The season of giving, but when does the Court recognize a gift? A tale of properties held in trust

It is the time of gifts and love all around, as Christmas rolls right around the corner. When love is in the air, there’s no saying what the limits are when it comes to giving something to the person who makes your heart skip a beat. From a handwritten note, to a Mercedes-Benz or even an entire property bestowed to their name, the possibilities of generosity are confined only to the boundaries of one’s wallet!

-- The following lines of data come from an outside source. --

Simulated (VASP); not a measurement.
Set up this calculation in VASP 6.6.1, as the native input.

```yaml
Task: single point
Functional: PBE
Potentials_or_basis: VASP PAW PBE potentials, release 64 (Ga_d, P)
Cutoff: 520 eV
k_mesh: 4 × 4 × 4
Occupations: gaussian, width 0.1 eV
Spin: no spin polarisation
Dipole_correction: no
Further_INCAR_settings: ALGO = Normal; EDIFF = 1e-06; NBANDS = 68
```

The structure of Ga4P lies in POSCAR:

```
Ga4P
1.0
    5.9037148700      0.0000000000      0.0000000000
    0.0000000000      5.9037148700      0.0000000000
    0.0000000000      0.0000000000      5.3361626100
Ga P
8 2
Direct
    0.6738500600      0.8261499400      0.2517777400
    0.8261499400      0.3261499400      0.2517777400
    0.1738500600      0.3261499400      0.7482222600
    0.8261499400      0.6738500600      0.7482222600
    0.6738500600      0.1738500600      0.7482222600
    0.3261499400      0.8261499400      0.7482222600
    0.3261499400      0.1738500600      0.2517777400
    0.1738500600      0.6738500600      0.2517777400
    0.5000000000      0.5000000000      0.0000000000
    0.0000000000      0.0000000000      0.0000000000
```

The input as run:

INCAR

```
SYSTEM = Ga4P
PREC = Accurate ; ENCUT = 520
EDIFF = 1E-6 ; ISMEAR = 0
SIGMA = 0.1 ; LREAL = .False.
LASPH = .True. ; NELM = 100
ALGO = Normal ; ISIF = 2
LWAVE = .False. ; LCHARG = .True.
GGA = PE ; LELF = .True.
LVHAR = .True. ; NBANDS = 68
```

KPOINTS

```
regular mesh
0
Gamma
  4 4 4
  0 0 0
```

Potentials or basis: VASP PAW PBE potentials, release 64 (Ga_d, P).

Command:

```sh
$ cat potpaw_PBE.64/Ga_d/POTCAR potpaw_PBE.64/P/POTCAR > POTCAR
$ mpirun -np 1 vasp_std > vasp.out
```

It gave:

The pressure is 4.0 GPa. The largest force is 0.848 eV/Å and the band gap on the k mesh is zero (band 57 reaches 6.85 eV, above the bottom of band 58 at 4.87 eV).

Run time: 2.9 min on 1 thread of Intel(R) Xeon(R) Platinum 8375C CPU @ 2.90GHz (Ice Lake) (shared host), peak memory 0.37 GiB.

Unfortunately, some gifts are “stickier” than others, with legal entanglements and usually involving larger sums of money. While gifts are understood as an object given willingly to someone without payment and are assumed not to be returned to the giver, when love fades, so will logic. This was exactly what transpired when a multi-billionaire businessman was wooing a flight attendant to the nines, and gifted a unit from The Interlace with her name documented on the purchase documents.

Unfortunately, the love was not meant to be and the businessman ordered for the apartment, car and money to be returned, exploiting a legal loophole of “held in trust” to recover his losses. But when does the Court decide what is a gift? And what happens to a gift if it is demanded back? In this article, we will be taking you through the main concept behind trust properties and how the Court handles such disputes!

Before we begin, let us finish where we started and let you in on what played out between the ex-lovers. To simplify the story, 3 things were in dispute: The Interlace Property, Mercedes-Benz and $9.5 million USD. Naturally, the woman named Ms Wang refused to return the assets, claiming them to be gifts. In his defense, Mr Xu who is the businessman claimed that the property was bought out of convenience and sympathy to “improve her living conditions”, likewise was said for the Mercedes-Benz given that Ms Wang was based in Singapore and would be better able to handle the administration. The monies totaling $9.6 million were claimed to be transferred to Ms Wang only for insulation against creditors based in China.

Simply put, Mr Xu was alluding to the claim that all 3 items were not intended as gifts, but merely held in trust and as a convenient mean of transfer for evasion of hassle and creditors. However, the Court upon evaluating all presented evidence via cross-examinations found Mr Xu’s claims of the property and Mercedes being held in trust were unsupported and incongruent with the facts of the case. Hence, it was ruled that Ms Wang only had to return the cash of $9.6 million which could be ascertained and congruent with Mr Xu’s claims of business failures, hence alluding to the possibility of trust.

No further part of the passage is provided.